|In the Teeth of the Evidence / Dorothy L.Sayers|
NY: Harper, 1993, c1939.
Certainly a mixed set of stories that present differing atmospheres and themes, though all clearly by Sayers. Even her so-so stories can be better than many other writers. While this isn't my favourite of her books, there are still a couple of stories that I'd go back to reread. Worth exploring, anyhow!

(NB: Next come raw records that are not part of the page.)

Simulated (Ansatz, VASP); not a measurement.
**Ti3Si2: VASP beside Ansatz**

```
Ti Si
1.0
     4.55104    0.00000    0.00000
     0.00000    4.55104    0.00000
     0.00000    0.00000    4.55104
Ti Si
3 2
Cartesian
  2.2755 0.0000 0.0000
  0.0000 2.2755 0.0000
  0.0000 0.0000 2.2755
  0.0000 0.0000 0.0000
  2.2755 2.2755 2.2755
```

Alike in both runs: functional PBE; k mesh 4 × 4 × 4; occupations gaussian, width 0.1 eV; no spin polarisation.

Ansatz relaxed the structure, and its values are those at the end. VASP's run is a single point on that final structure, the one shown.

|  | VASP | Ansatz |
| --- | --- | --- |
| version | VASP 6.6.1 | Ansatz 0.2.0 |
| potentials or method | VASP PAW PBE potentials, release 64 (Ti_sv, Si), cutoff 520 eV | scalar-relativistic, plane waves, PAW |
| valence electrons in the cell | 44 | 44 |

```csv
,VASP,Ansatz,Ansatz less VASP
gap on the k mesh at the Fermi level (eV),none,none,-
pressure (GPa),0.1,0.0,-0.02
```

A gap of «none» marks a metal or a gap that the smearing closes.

|Striding Folly / Dorothy L. Sayers|
NY: Hodder Stoughton, 2017, c1972.
It is made up of an essay on Sayers, some info about the character of Lord Peter himself, and then three short stories. The first only has Peter stepping in at the end to solve the mystery, rather deus ex machina. The second, The Haunted Policeman, is to me the only one worth reading, and even it is flawed. Lord Peter, after the birth of his second son, is up late and encounters a policeman doing his rounds who has seen something very mysterious on their street. Elements of misdirection and possible supernatural elements lift this one up to something readable. The final story, Talboys, set at the house where Peter and Harriet had their honeymoon, features their children and is dreary and sentimental.
At some point, a story is exhausted, and authors should just stop writing. Once Peter and Harriet marry, the overarching story is done. Nothing after that is really interesting. Perhaps Sayers herself had lost interest by this point; in any case, this is one example of short stories in a mystery series that just don't work. You can easily skip this one.